Anne Pedersen (b. 1969) belongs to the generation of ”wild” young illustrators -
many of them former students at Kolding Designskole – who broke onto the
children’s books scene one after the other in rapid succession in the
mid-1990s. A generation raised on the mass media’s accelerating flood of
visual images, and well-versed in the
devices of imagery and its decoding. For them, it was not simply a matter
of illustrating. They regarded the pictures in picture books
as an art in their own right, one with a distinct and powerful impact.

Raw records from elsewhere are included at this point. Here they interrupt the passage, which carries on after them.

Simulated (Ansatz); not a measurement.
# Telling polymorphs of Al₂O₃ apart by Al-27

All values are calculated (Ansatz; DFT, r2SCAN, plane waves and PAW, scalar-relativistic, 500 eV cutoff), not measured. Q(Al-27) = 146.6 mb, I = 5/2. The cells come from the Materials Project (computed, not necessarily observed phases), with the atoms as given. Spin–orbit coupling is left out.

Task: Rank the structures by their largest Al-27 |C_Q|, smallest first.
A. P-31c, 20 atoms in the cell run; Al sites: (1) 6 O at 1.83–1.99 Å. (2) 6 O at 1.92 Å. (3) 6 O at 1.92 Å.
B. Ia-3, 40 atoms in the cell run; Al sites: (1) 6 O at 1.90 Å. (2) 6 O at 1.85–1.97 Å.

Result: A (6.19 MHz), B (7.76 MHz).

Anne Pedersen graduated from Kolding’s Department of Visual
Communication in 1994 and scored a resounding success the following year with
her first book, Hr. Flugt går under
jorden (Mr. Getaway Goes Underground), which she also wrote. Even before its
publication in Denmark, in
the spring of 1995, Pedersen’s book had been presented at the Bologna
Children’s Book Fair by Danish publisher Ejnar Agertoft, and the rights sold to
a number of different countries. Later
that same year Anne Pedersen was awarded the Danish Ministry of Culture’s
Illustrator’s Prize for this same book – the first newcomer ever to be so
honoured. And deservedly so: Pedersen’s
first book is quite unique, both visually and textually, and astonishingly
mature. The book takes the form of a
gently satirical, topsy-turvy fantasy of freedom, in which, after a bungled
bank robbery, Mr. Getaway tries to dig his way out of Tremmerup Prison, only,
instead, to find himself embarking on a hilarious underground journey through
history. Among the people he meets are
a caveman, two card-playing Egyptian skeletons, a grape-tramping wine-grower
and the Devil himself. The journey ends
where it began, back at the prison, where - in a conclusion worthy of Denmark’s
own Hans Scherfig - a weary Mr. Getaway is seen sitting alongside another bank
robber, smiling happily and savouring the safety and comfort of prison, with no
more plans to escape.
So much for the
story. As to the pictures: in this, her
first book, Anne Pedersen employed a mixed media, each spread first being
covered with a layer of acrylic paint blended with black Indian ink and white
acrylic, which was then rubbed with a cloth to produce a grainy, earthy effect.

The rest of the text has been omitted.